Hi Team, I've done a fresh setup of SigNoz with clickhouse on EKS with 2 shards and 2 replicas (<htt...
d

Divyansh Sharma

4 months ago
Hi Team, I've done a fresh setup of SigNoz with clickhouse on EKS with 2 shards and 2 replicas (https://signoz.io/docs/operate/clickhouse/distributed-clickhouse/#kubernetes-installation), Now, whenever I do a helm upgrade, the signoz-schema-migrator-sync job runs and fails few times due to table not found errors then automatically succeeds.
Error: code: 60, message: There was an error on [chi-signoz-clickhouse-cluster-1-1:9000]: Code: 60. DB::Exception: Could not find table: time_series_v4. (UNKNOWN_TABLE) (version 24.1.2.5 (official build))

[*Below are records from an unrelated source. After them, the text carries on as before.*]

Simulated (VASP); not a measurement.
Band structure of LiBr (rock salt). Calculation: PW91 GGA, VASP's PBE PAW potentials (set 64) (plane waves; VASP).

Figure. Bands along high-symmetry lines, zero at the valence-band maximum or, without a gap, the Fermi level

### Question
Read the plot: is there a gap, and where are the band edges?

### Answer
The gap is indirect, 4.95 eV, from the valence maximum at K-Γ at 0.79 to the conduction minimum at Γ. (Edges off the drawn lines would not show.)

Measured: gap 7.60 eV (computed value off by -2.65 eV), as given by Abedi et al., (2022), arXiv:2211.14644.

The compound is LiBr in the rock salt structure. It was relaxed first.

In clickhouse logs as well I see missing table errors. error logs of chi-signoz-clickhouse-cluster-0-0-0:
"message":"Code: 60. DB::Exception: Received from chi-signoz-clickhouse-cluster-1-1:9000. DB::Exception: Table signoz_metrics.samples_v4 does not exist.
"message":"Code: 60. DB::Exception: Received from chi-signoz-clickhouse-cluster-1-1:9000. DB::Exception: Table signoz_metrics.samples_v2 does not exist.
Then while setting the retention on UI, it just gets stuck and in the logs of the query service I see it is not able to do GetTTL from clickhouse:
"msg":"http: panic serving 10.10.249.136:55804: runtime error: invalid memory address or nil pointer dereference\ngoroutine 684 [running]:\nnet/http.(*conn).serve.func1()\n\t/home/runner/go/pkg/mod/golang.org/toolchain@v0.0.1-go1.22.7.linux-amd64/src/net/http/server.go:1903 +0xbe\npanic({0x22593a0?, 0x4155d20?})\n\t/home/runner/go/pkg/mod/golang.org/toolchain@v0.0.1-go1.22.7.linux-amd64/src/runtime/panic.go:770 +0x132\<http://ngo.signoz.io/signoz/pkg/query-service/app/clickhouseReader.(*ClickHouseReader).GetTTL(0xc00011f688|ngo.signoz.io/signoz/pkg/query-service/app/clickhouseReader.(*ClickHouseReader).GetTTL(0xc00011f688>, {0x2f132b8, 0xc000d074a0}
I cleared the SQLite db table as well, but it is still stuck. (https://signoz.io/docs/faqs/troubleshooting/#i-am-trying-to-change-the-retention-period-of-traces-but-the-process-gets-stuck-everytime) Am I missing something wrt to the db schemas? Is anyone able to make it work with the latest helm chart appVersion=0.73.0?